And then, walking over to the office, I passed this poster site. Spooky.
Here's what the NYT had to say:
On Aug. 1, a billboard appeared in the SoHo neighborhood of Manhattan displaying only a date, “08.13.12,” and clues seemed to point to Apple.
Consistent with the style of Apple advertising and packaging, the billboard was black type on a white background and its typeface was a version of Myriad, which Apple uses nearly exclusively. Also noteworthy was the billboard’s location: the intersection of Broome and Thompson streets, 450 yards from the Apple Store on Prince Street.
A SoHo resident, Colin Mackenzie, wrote on Twitter on Aug. 5 that a “big billboard just got put up by my apt with ‘08.13.12’ in what looked like Apple font ... iPhone5 maybe?”
On Aug. 6 on MacRumors, the popular Web site for Apple enthusiasts, “Bendrix” posted a photograph of the billboard and wrote: “What is the meaning of this? Is it Apple related?”
What they were chewing over turns out, appropriately enough, to be gum.
On Monday, the billboard will be replaced by a new one featuring Shaun White, the gold medalist snowboarder, holding a pack of Stride Mintacular, a new flavor that features his likeness on the package.
“Stride Mintacular,” reads the copy, the type treatment again mimicking Apple’s. “Chewing redefined. Again.”
An online video by Stride introducing the Mintacular flavor is shot in the same documentary style as Apple’s product debut videos.
Apple introductory videos, including one for the new MacBook Pro from June that has more than 760,000 views on YouTube, feature designers seated before a white background speaking with awe and wonder about new products. Unlike the Apple videos, Stride uses actors to depict its executives.
“From the moment you pick it up, you instinctively know how to use it,” says an actor in the Stride sendup, as a piece of the gum is shown. “There are no rules at all when it comes to holding it. I don’t need to change who I am to fit the product. It fits me.”
The video and billboards are by the London office of Wieden & Kennedy. The video will be featured in ads on the Web site for The Onion, the satirical publication, on the Stride Facebook page, which has three million followers, and on YouTube.
“A lot of product launches treat each successive variation of their products as if they’re groundbreaking and will change people’s lives,” said Sam Heath, a creative director at Wieden & Kennedy. “They talk about them in this very grand, revelatory, almost religious way, and we thought that it would be fun to take the same approach and make a big hoo-ha over what is essentially a minor thing: a new gum flavor.”

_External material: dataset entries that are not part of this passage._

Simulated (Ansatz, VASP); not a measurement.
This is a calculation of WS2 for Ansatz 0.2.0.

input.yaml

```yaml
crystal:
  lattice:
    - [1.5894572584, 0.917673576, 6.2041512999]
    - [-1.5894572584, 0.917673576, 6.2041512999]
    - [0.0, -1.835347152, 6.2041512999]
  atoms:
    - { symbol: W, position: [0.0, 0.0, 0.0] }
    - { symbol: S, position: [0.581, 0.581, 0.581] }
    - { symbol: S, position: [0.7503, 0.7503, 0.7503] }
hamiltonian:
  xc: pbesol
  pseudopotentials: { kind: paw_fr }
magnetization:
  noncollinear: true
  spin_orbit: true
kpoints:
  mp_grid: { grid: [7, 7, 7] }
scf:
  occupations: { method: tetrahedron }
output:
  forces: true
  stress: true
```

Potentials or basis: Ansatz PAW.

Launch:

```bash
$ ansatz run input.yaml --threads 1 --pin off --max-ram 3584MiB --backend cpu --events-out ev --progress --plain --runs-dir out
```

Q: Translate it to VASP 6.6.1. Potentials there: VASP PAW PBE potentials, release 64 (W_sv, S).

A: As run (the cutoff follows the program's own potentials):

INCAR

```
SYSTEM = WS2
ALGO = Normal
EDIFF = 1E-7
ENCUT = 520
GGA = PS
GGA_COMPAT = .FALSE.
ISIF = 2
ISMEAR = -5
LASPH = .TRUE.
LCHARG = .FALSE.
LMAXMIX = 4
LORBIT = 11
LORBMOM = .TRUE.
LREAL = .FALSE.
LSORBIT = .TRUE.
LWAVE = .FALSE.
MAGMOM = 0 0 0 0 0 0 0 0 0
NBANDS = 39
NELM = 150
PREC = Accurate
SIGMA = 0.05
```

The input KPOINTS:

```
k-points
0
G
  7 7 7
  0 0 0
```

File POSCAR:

The Stride video is “a great parody and hilarious,” said David Vinjamuri, author of “Accidental Branding” and an adjunct professor of marketing at New York University.
In September 2011, Stride introduced the first flavor attached to Mr. White, Whitemint, featuring his name and likeness prominently on the package. Whitemint now ranks second behind spearmint in sales among more than a dozen Stride flavors, according to Steve Siegal, the senior brand manager for Stride.
The brand, which is owned by Kraft, is aimed primarily to those 18 to 24, and along with being “the most iconic figure in action sports,” Mr. White is “a personality fit for the brand because he’s genuine, authentic and exudes a lot of confidence,” Mr. Siegal said.
On Aug. 21, Mr. White will appear at an event at a 7-Eleven on East 14th Street in Manhattan. The store will be stocked only with packs of Mintacular and Whitemint, and a batch of Mintacular-flavored Slurpees will be served.
From its introduction in 2006 through 2011, Stride marketed itself as “the ridiculously long-lasting gum.” Commercials from JWT, New York, part of WPP, featured misguided Stride marketers who, frustrated that they cannot sell more gum because each piece lasts so long, force consumers to spit theirs out. As the new agency for the brand, Wieden & Kennedy has replaced the slogan with “A little bit epic.” In a commercial introduced in May, a young man at a loss for how to comport himself when he sees a former girlfriend in a coffee shop pops in a piece of Stride and settles on gallantly holding the door for her as she leaves. It has 766,000 views on YouTube.
In advertising parlance, the new campaign signals a shift from emphasizing a functional benefit, persistent flavor, to an emotional one, the feeling of ease and confidence from fresh breath.
“Gum is not going to change your world or get you to win the Olympics,” said Mr. Heath, of Wieden & Kennedy. “But it might just give you a little nudge to be relaxed in a social situation.”